Married priests, female deacons? What the Pope's politics look like from Latin America
Buenos Aires: Priests are Catholicism’s greatest figures: shepherds who manage the relationship with the divine. But their numbers have been dwindling worldwide since the 1930s.
In Argentina, the Church lost 23% of its priests and nuns from 1960 to 2013. France and Spain have also seen a dramatic reduction in clergy. In Europe, the number of priests declined 3.6% between 2012 and 2015 alone.
The demands of the job are a killer combination today. Between restrictions on sexuality and the loss of priests’ social status, there are ever fewer seminarians and, consequently, ever fewer men of the cloth, particularly in remote regions of the world such as the Amazon, where there is one priest for every 10,000 Catholics.
Responding to this challenge, Pope Francis recently suggested that the Church might allow married men to be ordained. Many Church officials believe the requirement of celibacy is the main reason fewer men are joining the priesthood, though there’s no single cause for the fall in numbers.
Female deacons, married priests?
Rethinking celibacy was discussed by the Second Vatican Council (1965-1968, but advocates for abandoning the vow did not win out. Like many other questions about the Church’s regulation of its adherents’ lifestyles (clergy or otherwise) – from opposing contraception to prohibiting communion for divorced people – celibacy was set aside for further deliberation.
In truth, the Pope’s recent statements are not aimed at undoing an historic pillar of the sacred institution of the priesthood, as some headlines have imprecisely indicated, but rather at considering exceptions. The pontiff was referring to potentially allowing married Catholic men to assume certain church duties in far-flung regions, invoking the figure of the viri probati, or men of unquestionable faith, virtue and obedience.
In other words, the Pope suggested something markedly similar to an existing institution, the diaconate. Deacons are men who, after completing a two- to four-year course, are ordained to assist priests and bishops. They can baptise, marry, preach and administer the Eucharist, but they cannot take confession.

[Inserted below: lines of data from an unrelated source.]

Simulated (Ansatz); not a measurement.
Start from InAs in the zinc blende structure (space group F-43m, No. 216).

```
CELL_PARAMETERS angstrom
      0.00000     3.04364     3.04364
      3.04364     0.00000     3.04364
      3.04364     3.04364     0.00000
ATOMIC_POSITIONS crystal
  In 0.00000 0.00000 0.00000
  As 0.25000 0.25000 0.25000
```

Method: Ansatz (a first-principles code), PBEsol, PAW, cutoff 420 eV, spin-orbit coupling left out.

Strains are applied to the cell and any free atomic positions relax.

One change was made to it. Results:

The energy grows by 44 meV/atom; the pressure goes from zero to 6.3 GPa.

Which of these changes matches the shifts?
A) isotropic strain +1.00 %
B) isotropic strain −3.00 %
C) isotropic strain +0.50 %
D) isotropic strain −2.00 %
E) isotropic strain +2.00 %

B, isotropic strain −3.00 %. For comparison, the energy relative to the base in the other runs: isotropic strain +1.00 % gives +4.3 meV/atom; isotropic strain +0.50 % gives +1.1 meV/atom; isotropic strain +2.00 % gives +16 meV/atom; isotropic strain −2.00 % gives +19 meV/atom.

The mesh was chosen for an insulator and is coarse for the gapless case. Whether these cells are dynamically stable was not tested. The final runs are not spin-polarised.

Though the concept is as old as Christianity itself – the Church traces it to the apostles – the diaconate has garnered renewed interest in recent years as priests become scarce.
Deacons don’t have to remain chaste, but, like the priesthood, this ministry disallows women. In August 2016, at the request of the Synod of Bishops, the highest Catholic decision-making body, Pope Francis established a commission to study female deacons.
Thus, his recent statements about easing the celibacy requirement are converging with an ongoing conversation about allowing women in the diaconate. Ordained female deacons supporting an all-male ministry does not entirely fulfil progressive Catholics’ demands to allow women in the priesthood, but it has calmed some anxiety and indicated a potential path forward.
The view from Latin America
How has this news been greeted in Argentina, the Pope’s home country, and in Latin America, home to 40% of the world’s Catholics?
To paraphrase Émile Poulat, the great Church scholar, Catholicism is a world. And in Latin America, as in other Catholic places, this world is comprised of diverse groups, all of which have received the papacy of their old acquaintance Jorge Bergoglio in different ways.
Progressive Latin American Catholics were leery of this Pope early on, given his origins in the conservative pastoral-theologian tradition. When he was Bishop Jorge Bergoglio of Buenos Aires, this group did not have the best relationship with him.
Unexpectedly, they’ve now been seduced by the open-minded pontiff who listens to concerns about the Church’s restrictive view on sexual diversity, abortion and convicted criminals. When the Pope was a cardinal, issues such as women in the priesthood, the celibacy vow and contraception were not on his agenda.
Works with the poor, on the other hand, were his strong suit; in Argentina, the ecclesiastical word on poverty is authoritative. Holding masses with cartoneros (rubbish-pickers) in the squares and train stations of Buenos Aires and doing ministerial work in its shantytowns? Very Cardinal Bergoglio.
Conservative Latin American Catholics, who celebrated Francis’ assumption in Buenos Aires’ main square, the Plaza de Mayo, have run an inverse course. They expected that the Argentinean Pope would continue in the same vein as before: moderate, and in constant dialogue with all sectors of the Church, as well as with government.
Such is the character of Pope Francis, a refined and intelligent man educated in the turbulent waters of Argentinean ecclesiastic politics, which have always been linked to national politics. After decades of political acrobatics, the Pope has learned an operating style that plays with the divide between public statements and what’s said in private, between the general rule of mercy and actually engaging with personal suffering.
A sharp shepherd
Every papacy is political but the politics depend on nuances of the international scenario. Pope John Paul II came infused with anti-communist charisma, (which later hastened his fall), and Pope Benedict XVI demonstrated the continued preeminence of European academic theological thinking.
As Pope, Bergoglio, the pastoral theologian who hews closely to the faithful and the marginalised, is seeking to reify his commitment to society’s most vulnerable – immigrants, the poor, peasants – without changing the Church in any fundamental way.
Bergoglio is a son of the Catholicism that has dominated in Argentina since the 1930s: plebeian in its social leanings, with strong government relations. This kind of Catholicism does not limit itself to personal belief; it has something to say to all society, is willing to recognise modernity and even, at times, to have a dialogue with it.
A sharp shepherd of his flock, the Pope has mastered the art of containing people without making structural changes. Argentina is full of stories about his papal calls: the time he called a divorced woman to comfort her with the possibility that she might one day again receive communion, for instance, or the human rights NGO director to whom the Pope committed his support for public political actions.
Much like these anecdotes, Francis’s recent declarations about married viri probati are an extension of his conservative, people-centred pastoralism, rather than a sign that he’s turned progressive on the moral question of sex. This is the Catholicism in which Father Bergolgio was raised, and Pope Francis continues to be its beloved son.